Sam beat me to it, but I think there are (were) some ranges in New Jersy and England that used the ocean for an impact area.
 
I think there would be a problem with the EPA as well with lead and other metal fragments contaminating the water habitat.
 
The Coast Guard Recruit Training Center in Cape May, New Jersey used a large area of the ocean, which was marked off by buoys, as a back up for their range. Both the Coast Guard and the National Guard used the ranges for training. Back years ago they were firing M-1 rifles and allowing the rounds to fall into the ocean. I'm not sure if this is still being done today.
 
On the Gulf of Mexico, Matagorda Island, the Army had a range in WWII that shot out over the water and was used I think up into the 70s. You can still find .50 cal cases in the sand. It was also a bombing range.

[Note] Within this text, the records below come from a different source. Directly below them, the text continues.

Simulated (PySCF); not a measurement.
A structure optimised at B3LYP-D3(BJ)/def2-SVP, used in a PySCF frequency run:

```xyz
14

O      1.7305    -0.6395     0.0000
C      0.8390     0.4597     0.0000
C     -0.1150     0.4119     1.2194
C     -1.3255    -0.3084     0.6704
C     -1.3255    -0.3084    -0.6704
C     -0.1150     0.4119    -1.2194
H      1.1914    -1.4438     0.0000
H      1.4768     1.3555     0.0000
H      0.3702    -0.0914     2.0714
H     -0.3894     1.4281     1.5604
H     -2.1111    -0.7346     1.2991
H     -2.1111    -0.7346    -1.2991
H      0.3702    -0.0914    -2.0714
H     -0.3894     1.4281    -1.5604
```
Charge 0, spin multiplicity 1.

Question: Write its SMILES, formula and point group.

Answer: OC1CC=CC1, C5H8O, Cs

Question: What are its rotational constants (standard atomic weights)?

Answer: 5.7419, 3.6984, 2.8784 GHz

BTW there are runways there that are sometimes used by druggies to make emergency landings.
 
An issue along these lines surfaced up here on Lake Erie several years ago... The story can be viewed here. The original story taken from the Cleveland Plain Dealer Newspaper.

I also want to remember a similar story but aligned with Camp Perry but heck if I can find it anywhere.

Ron
 
The body of water would have to be privately owned and have no access to others so that human activity behind the target area would be a non-issue. Most private citizens do not have the power and authority like the military to buoy off and prevent access to large bodies of water that have access to the general public. Now a small body of water(private pond) with mountains or large hills behind it that would stop any and all ricochets could be safe, again if the area behind the body of water, being used as the backstop, was privately owned and no access to others was available. Anything man-made would be too small and anytime the public has free and easy access to the backstop area, you would be risking their safety.
 
My son is a BM1 in the Coast Guard; he's coxswain on a 32' Port Security boat.
Before deploying to Guantanamo Bay this summer his unit trained at Camp Lejeune, and as part of the Tactical Coxswain Course they went out off the NC coast and did live fire exercises and training with the boat's M2 Browning and M240B machine guns. So I guess Lejeune must operate a pretty extensive open water range.

Tinpig
 
Sam beat me to it, but I think there are (were) some ranges in New Jersy and England that used the ocean for an impact area.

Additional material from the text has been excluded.